Sunday, January 24, 2021

Charles Wheelan: Naked Money (2017)

For many years, Tim Harford's The Undercover Economist and its sequel, The Undercover Economist Strikes Back, were my favorite go-to books when I wanted to remind myself of the basics behind some current economic phenomena. My only formal education in the field was a 2-semester, 4 hours per week, economics course at university, which taught me exactly a handful of primary school-level equations with acronyms whose meanings I didn't know even during the exams I passed. (I don't want to be unduly harsh to those professors, so hanging them for wasting hundreds of thousands of hours of young lives I wouldn't recommend. Just fire them ceremoniously.)

 
And then I stumbled upon a contender that matches the Harford books' wit and readability. Charles Wheelan is a public policy wonk and a journalist-cum-academic, which is the best combination for writing a book on difficult subjects for laymen. He has the catchy style of a columnist and the knowledge of a professor. In just a couple of hours, he manages to explain the fundamentals of the modern financial world, wide enough to cover almost all the big topics and still keeping it simple enough not to lose the curious, but not particularly gifted reader.

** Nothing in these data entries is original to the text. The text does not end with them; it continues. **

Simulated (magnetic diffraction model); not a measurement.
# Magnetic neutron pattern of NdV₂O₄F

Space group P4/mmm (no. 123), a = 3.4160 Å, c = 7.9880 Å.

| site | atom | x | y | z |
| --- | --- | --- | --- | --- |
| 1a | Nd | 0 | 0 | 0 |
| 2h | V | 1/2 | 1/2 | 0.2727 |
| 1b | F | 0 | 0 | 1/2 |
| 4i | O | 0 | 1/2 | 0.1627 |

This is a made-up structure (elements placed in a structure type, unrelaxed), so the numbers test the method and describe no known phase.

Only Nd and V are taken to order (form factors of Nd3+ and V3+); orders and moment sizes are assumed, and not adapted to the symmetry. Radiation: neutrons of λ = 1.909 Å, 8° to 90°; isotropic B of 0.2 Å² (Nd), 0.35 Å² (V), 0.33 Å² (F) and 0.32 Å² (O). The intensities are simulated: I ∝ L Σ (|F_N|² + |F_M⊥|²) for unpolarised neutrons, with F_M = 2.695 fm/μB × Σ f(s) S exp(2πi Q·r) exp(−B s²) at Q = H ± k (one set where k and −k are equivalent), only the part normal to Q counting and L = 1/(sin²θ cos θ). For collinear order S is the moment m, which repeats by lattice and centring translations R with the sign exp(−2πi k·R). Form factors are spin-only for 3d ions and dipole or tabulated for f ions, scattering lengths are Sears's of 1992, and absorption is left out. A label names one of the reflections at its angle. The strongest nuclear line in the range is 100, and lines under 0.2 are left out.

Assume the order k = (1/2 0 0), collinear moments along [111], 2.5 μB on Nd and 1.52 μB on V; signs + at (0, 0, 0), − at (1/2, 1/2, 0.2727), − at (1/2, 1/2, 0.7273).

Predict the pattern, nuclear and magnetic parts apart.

Wheelan starts the book by explaining the fundamentals of money and the banking system with the hypothetical tale of a village populated by rice-farmers who replace barter with the common currency of bags of rice. That part alone deserves a post sometime, somewhere. Then he leads the reader through the evolution of money from commodity money to fiat currency. In the middle of that journey, he expounds the advantages and potentially disastrous drawbacks of the intermediate step, the gold standard. 

Inflation, the bane of money, gets a thorough examination. What it is, what it should be, how it is measured, why it is sometimes a good thing, and why rising prices are actually much less bad than falling ones (deflation). 

After having seen the basics, the reader is thrown into the real world of multiple currencies to get a crash course in floating, bounded, and pegged exchange rates, purchasing power parities, and currency manipulators. Taking a real-life example where the choice of currency has had fundamental political and economical implications, Wheelan examines whether the Eurozone actually satisfies the requirements for a common currency (not really). Finally, he ponders whether bitcoin is money after all (it is, but not a very good one) and whether it will ever replace fiat money (no). 

The recurring characters of the book are Wheelan's favorite heroes of our world, the central banks. He spends a substantial part of the book explaining what their purpose is, what tools they have to keep the economy afloat - and what monetary policy is to start with.

Every topic is introduced or supported by historical examples and anecdotes (or simply, jokes). Wheelan tells the story of the chaotic monetary history of the US with competing banks and currencies coming and going with fortunes of flesh-and-blood people. He explains how the gold standard created the Great Depression from an "ordinary" recession. How the lessons learned there led to the first and last collective international currency exchange regime at Breton Woods, and how that ended thirty years later with Nixon's immortal words: "The foreigners are out to screw us. We should screw them first." How the rule of Keynesian economics came to an end with stagflation of the seventies when inflation (and unemployment) raged until Paul Volcker came and deliberately pushed the US into recession (twice) to stop it. How George Soros made $1bn a day by betting against the British government's resolve and helped the world move towards floating exchange rates. Who were the main actors and bad incentives that replaced the era of Great Moderation - when macroeconomists and central bankers thought they already had it all figured out - with the Great Recession, and how the FED led by a Great Depression-scholar saved the day - or has it? Lastly, he examines the historically unique phenomenon of a poor country financing a rich one, and ponders the surprisingly difficult question of who is the sucker in this game, China or America.

Surprisingly for an information-heavy book on a subject that most people consider both boring and impenetrable, this is a fun read. All it demands is a little interest in the topic and then the style and the content do the rest. Wheelan must be one of the very few people fascinated by the topic of public policy, but he has the talent to make more of them.